Here are the priorities of House Republicans:
Despite a late-stage intervention by Vice President Joe Biden, House Republican leaders failed to advance the Senate's 2012 reauthorization of the Violence Against Women Act, an embattled bill that would have extended domestic violence protections to 30 million LGBT individuals, undocumented immigrants and Native American women.
"The House leadership would not bring it up, just like they wouldn't bring up funding for Sandy [hurricane damage] last night," said Sen. Patty Murray (D-Wash.), a key backer of the Senate version of the bill, in an interview with HuffPost. "I think they are still so kowtowing to the extreme on the right that they're not even listening to the moderates, and particularly the women, in their caucus who are saying they support this."

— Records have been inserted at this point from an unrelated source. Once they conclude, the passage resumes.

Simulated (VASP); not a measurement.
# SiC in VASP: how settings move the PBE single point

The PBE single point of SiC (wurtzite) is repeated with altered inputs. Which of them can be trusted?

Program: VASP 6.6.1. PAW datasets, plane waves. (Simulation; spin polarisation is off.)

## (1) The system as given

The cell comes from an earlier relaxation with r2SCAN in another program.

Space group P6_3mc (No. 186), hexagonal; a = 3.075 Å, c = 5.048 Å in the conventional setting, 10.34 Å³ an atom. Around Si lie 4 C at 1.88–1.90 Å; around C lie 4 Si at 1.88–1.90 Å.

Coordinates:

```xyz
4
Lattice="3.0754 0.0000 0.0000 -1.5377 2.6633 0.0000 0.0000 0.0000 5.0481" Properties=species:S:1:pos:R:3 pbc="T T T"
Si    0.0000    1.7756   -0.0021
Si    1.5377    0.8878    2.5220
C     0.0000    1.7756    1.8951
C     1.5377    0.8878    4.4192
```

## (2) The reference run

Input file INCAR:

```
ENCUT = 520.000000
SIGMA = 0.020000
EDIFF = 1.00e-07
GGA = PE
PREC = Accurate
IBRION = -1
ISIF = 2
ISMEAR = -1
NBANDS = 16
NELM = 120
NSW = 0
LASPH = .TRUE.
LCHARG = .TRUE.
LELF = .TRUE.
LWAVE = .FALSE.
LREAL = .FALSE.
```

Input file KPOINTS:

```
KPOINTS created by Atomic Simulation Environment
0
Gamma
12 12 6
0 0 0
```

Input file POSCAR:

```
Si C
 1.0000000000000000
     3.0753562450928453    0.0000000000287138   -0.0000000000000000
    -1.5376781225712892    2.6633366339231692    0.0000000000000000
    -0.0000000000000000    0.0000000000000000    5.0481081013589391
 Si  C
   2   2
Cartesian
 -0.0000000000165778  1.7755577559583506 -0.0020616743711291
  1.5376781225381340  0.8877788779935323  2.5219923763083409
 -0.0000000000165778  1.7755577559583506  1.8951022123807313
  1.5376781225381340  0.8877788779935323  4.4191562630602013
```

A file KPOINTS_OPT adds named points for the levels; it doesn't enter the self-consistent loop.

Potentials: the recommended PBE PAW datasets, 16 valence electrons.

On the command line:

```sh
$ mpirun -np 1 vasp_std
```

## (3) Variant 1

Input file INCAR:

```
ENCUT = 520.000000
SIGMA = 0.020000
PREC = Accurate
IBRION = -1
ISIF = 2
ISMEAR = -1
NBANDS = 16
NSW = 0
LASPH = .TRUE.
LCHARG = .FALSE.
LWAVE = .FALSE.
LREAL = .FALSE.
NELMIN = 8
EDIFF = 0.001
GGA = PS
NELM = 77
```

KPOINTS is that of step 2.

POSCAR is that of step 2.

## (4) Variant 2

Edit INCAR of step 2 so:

A GOP source told The Huffington Post that, during a closed-door meeting of the House Republican Conference, lawmakers gave a green light to including language in the 113th Congress rules package that authorizes the House legal team, known as the Bipartisan Legal Advisory Group (BLAG), to keep paying outside counsel to defend the Defense of Marriage Act in court. The proposed House rules package also states that BLAG continues to "speak for" the House in its defense of DOMA…
…A spokesman for House Minority Leader Nancy Pelosi (D-Calif.) on Thursday slammed Republicans for taking "the extraordinary measure" of using the opening day rules package of the new Congress to authorize themselves to keep defending DOMA.
"Today, House Republicans will send a clear message to LGBT families: their fiscal responsibility mantra does not extend to their efforts to stand firmly on the wrong side of the future," said Pelosi spokesman Drew Hammill.
Hammill also noted that the rules package "for the first time" explicitly states that BLAG speaks for the full House on DOMA matters — something he said is definitely not the case.